None of us like paying tax, but we all accept that it’s part of life. However, tax rates are often inconsistent and unfair, which is why some suggest The Buffet Rule should be implemented to ensure that the nation’s top earners are paying their fair share of tax.
Often, those earning the most money are the smartest at avoiding or reducing tax with smart but complicated tax avoidance systems. The Buffet Rule aims to stamp this out by asking the wealthiest one per cent of Australians to pay more by reducing their ability to deduct significant amounts from their tax return.
Action group Get Up claims that Australia could claw back $2.5 billion in avoided tax per year by introducing the Buffet Rule – a cap on tax deductions for the wealthiest one per cent of income earners, requiring them to pay at least the same tax rate as everyday Australians.
Remember when the late media mogul Kerry Packer famously spoke about tax, saying that everyone tries to reduce their tax? People loved what Packer said but on the other side of the argument, they realised that Packer had the ability to reduce the tax he paid.
While the rule would not have stopped Packer from claiming deductions, it would have limited them. If, for example, Packer managed to get his effective tax rate below 35 per cent, the Buffet Rule would come into place, stopping the tax rate dropping further and hence forcing Mr Packer to pay the highest tax rate for everyday Australians.
So, where did the Buffet Rule come from? US billionaire Warren Buffet one day discovered that his secretary paid a higher tax rate than he did. It was obvious that it didn’t make sense, so Buffet suggested the minimum effective tax rate for the top one per cent of earners, closing loopholes and excessive uses of deductions.

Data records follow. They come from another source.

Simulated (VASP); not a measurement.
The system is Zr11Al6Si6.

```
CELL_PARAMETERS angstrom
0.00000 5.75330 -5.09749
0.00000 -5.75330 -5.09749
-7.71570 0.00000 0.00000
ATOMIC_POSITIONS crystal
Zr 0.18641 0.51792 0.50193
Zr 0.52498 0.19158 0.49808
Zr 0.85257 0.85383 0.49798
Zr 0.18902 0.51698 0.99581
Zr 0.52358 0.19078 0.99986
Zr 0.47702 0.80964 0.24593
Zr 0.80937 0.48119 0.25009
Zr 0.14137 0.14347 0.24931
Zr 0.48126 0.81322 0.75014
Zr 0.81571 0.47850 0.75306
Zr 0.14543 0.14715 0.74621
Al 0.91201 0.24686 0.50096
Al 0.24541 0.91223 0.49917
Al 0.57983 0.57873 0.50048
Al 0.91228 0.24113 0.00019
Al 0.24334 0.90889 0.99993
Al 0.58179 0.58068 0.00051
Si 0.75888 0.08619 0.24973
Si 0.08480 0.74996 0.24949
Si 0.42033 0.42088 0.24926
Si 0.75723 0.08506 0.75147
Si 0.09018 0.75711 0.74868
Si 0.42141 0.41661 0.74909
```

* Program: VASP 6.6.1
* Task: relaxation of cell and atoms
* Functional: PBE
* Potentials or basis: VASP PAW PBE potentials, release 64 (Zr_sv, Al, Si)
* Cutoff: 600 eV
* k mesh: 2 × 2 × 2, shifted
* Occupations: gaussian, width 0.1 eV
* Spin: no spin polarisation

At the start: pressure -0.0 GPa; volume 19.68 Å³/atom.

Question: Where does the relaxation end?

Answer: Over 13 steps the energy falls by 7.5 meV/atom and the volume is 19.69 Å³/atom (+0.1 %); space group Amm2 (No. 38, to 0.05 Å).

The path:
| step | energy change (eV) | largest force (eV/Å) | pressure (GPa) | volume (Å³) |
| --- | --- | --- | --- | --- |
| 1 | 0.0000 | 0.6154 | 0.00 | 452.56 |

There is another side to the argument, with some suggesting it could hurt investment and job creation, but given the rule only applies to the top earners, there would be general widespread support.
While America knows the Buffet Rule well given the significant publicity it has received, it has had very little traction in Australia. But with the Federal Budget in deficit and the knowledge that it would most likely be well supported by the voting public, it would be unsurprising to see the Buffet Rule become part of political policy in the near future.